Lust, not love: Desire and havoc are a match in The Sirens Sing

As a child I could never make sense of Ulysses having himself tied to the mast of his boat so he doesn’t go to his doom chasing the song of the sirens. Really? I thought this was a very childish thing for a capable man, actually the most capable man in the world, to do. He could have just said “No”. Still, I was curious about at that song. Beautiful enough to kill you. What on earth could do that?

A few years later, it all made sense. Desire. Here’s Sappho nailing it 2500 years ago: “For whenever I look at you even briefly/ I can no longer say a single thing,/ but my tongue is frozen in silence;/ instantly a delicate flame runs beneath my skin;/ with my eyes I see nothing;/ my ears make a whirring noise./ A cold sweat covers me,/ trembling seizes my body,/ and I am greener than grass./ Lacking but little of death do I seem.”

Kristel Thornell writes about desire at a time when it was becoming more complex.Credit:Massimo Municchi

A galaxy of time and space separates the Australian writer Kristel Thornell from Homer and Sappho but if they were onstage at a writers festival they would all talk well about a common subject: desire.

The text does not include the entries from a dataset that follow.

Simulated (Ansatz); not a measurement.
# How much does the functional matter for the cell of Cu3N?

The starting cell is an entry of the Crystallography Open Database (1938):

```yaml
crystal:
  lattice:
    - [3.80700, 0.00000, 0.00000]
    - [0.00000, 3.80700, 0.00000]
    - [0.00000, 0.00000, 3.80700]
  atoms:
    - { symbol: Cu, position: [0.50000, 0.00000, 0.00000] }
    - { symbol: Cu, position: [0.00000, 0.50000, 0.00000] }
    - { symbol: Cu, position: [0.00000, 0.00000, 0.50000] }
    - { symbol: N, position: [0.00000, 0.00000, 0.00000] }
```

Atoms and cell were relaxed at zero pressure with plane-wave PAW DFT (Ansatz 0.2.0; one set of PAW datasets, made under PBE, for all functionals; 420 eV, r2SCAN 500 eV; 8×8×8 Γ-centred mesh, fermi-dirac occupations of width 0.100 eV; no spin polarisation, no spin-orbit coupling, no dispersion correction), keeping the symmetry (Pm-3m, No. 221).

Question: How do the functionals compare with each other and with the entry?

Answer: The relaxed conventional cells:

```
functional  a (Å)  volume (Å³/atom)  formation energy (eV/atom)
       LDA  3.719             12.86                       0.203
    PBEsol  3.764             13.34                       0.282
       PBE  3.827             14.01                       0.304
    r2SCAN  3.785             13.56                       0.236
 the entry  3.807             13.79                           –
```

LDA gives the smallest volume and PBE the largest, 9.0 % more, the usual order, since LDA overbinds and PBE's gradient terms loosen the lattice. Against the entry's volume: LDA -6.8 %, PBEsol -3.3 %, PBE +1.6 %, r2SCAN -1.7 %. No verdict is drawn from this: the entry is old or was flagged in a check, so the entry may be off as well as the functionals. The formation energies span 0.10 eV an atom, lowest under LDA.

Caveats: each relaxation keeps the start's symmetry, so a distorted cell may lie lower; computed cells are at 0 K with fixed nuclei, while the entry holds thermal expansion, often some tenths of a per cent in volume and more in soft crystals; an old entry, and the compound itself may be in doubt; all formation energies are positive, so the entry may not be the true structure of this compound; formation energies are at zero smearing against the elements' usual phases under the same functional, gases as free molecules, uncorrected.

Thornell’s first novel shared the 2010 Vogel prize. The Sirens Sing, her third, is about desire and the unique havoc rather than the joy it wrecks across lives. About that literary festival; the Tolstoy of Anna Karenina should be the fourth on stage. Hereis desire and death disguised as beauty in the magnificent early ball scene: the sensual painting of Anna in low-cut black velvet and lace “wilful tendrils of curls” escaping at the nape of her neck and temples and Vronksy suddenly “there” bowing, Anna losing her balance and Kitty, who is in love with him, catching the atoms of desire flying through air. Between them, not her. Kitty remembers her own shame and agony for the rest of her life. And perhaps, on the stage, the late Josephine Hart’s chilling novel Damage (1991) should also be considered, along with the excellent 1992 film of her book.

The settings for The Sirens Sing are all Australian, all occurring in the second half of last century. These were years when desire was becoming theorised and being seen as something more complex than an atavistic emotion unexplainable in any incisive language. We needed Tolstoy.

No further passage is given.